25-nm n-MOSFFET

mcdeviceex02.in : 25-nm n-MOSFFET

Requires: MC Device
Minimum Versions: Atlas 5.22.1.R

This example demonstrates 2D Monte Carlo device modeling of a silicon n-MOSFET without quantum correction.

The first part of the input file specifies the algorithmic parameters of the Monte Carlo model. Many of the same parameters specified in the input file for the bulk example (mcdeviceex01) are used again here. In this case, the number of computational carriers (electrons) is set to 40,000 with the N parameter on the PARTICLE statement. N = 40000 is large enough to adequately sample the spatial distribution of mobile charge in the device. To better sample the tail of the distribution function, use a higher value of N or statistical enhancement.

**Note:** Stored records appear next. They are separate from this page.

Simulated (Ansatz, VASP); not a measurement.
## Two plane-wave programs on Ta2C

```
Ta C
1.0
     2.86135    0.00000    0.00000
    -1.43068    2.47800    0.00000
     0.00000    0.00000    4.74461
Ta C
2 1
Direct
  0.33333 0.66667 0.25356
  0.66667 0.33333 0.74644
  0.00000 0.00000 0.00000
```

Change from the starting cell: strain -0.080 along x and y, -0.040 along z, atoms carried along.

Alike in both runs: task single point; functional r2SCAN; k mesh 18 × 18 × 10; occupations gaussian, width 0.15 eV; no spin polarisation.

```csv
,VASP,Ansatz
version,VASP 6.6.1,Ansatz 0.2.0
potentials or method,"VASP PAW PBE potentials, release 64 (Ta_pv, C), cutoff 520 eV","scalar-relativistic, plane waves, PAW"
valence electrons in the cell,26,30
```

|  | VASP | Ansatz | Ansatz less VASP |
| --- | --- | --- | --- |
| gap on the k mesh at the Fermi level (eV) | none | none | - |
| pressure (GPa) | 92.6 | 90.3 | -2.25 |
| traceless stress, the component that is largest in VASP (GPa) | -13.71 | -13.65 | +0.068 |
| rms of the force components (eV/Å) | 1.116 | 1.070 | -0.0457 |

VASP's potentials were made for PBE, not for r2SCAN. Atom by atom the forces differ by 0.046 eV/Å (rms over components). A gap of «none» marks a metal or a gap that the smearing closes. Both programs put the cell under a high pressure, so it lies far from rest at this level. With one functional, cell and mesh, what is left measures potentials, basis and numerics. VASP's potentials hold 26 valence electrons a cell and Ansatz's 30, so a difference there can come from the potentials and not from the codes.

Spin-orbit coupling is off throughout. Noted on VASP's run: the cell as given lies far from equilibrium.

On the ALGO statement, DT = 0.1e-15 s = 0.1 fs is ten times smaller than in the bulk example since the electrons must sense small variations in the 2D doping and field profiles. To get even closer to the steady-state solution, change from ITER = 2500 to ITER = 25000. With this change, MCDEVICE will take about 10 times longer to run the example, but the averages will be closer to the steady-state solution. As in the bulk case, you may want to change from TRANS = 0 to TRANS = 1000 to obtain a more accurate solution before TIME = 0 when MCDEVICE begins collecting data for its averages. We have kept this example short by using ITER = 2500 and TRANS = 0 so you can experience running a complete simulation in just a couple of minutes.

In this case, TSTEP = 5 on the POISSON statement indicates that Poisson's equation will be solved every 5 iterations (or every 5 * DT = 0.5 fs). This time must remain short in order for the electrons to properly sample spatial and temporal variations of the electric fields.

The second part of the input file specifies a rectangular tensor product mesh used to represent the physical structure of the device, to solve Poisson's equation, and to help enforce the MC carrier boundary conditions. A finer mesh captures more carrier-carrier interaction. A courser mesh captures less carrier-carrier interaction. In this example, we use a typical size of the 2D mesh for a 25-nm n-MOSFET. This 2D mesh is finer than what is typically used when solving for the steady-state solution of the drift diffusion or energy balance equations for the same device.

The third part of the input file specifies rectangular regions on the mesh. The REGION statements indicate both the material (MAT parameter) and type of region (TYPE parameter). When you specify the regions in your input file, always include regions with the TYPE of OUT, MC, BLOCK, and CONTACT. Please see the MCDEVICE chapter of the Atlas User's Manual for a complete description of the region types and how they control the Monte Carlo solution.

The fourth part of the input file specifies the rectangular current regions used to estimate the current in the device. In this case, the x-directed estimates of the current (dim=1 values in the mcdeviceex02_current.log file) from the first and third regions represent the terminal currents at the source and drain, respectively.

The fifth part of the input file specifies the doping profiles.

The last part of the input file includes a SOLVE statement. The SOLVE statement performs the Monte Carlo solve at the voltage biases provided by the V<NAME> parameters on the SOLVE statement. Additional commented SOLVE statements may be used to do perform voltage ramps or obtained solutions at other bias points.

To load and run this example, select the Load example button in DeckBuild. This will copy the input file and any support files to your current working directory. Select the run button to execute the example.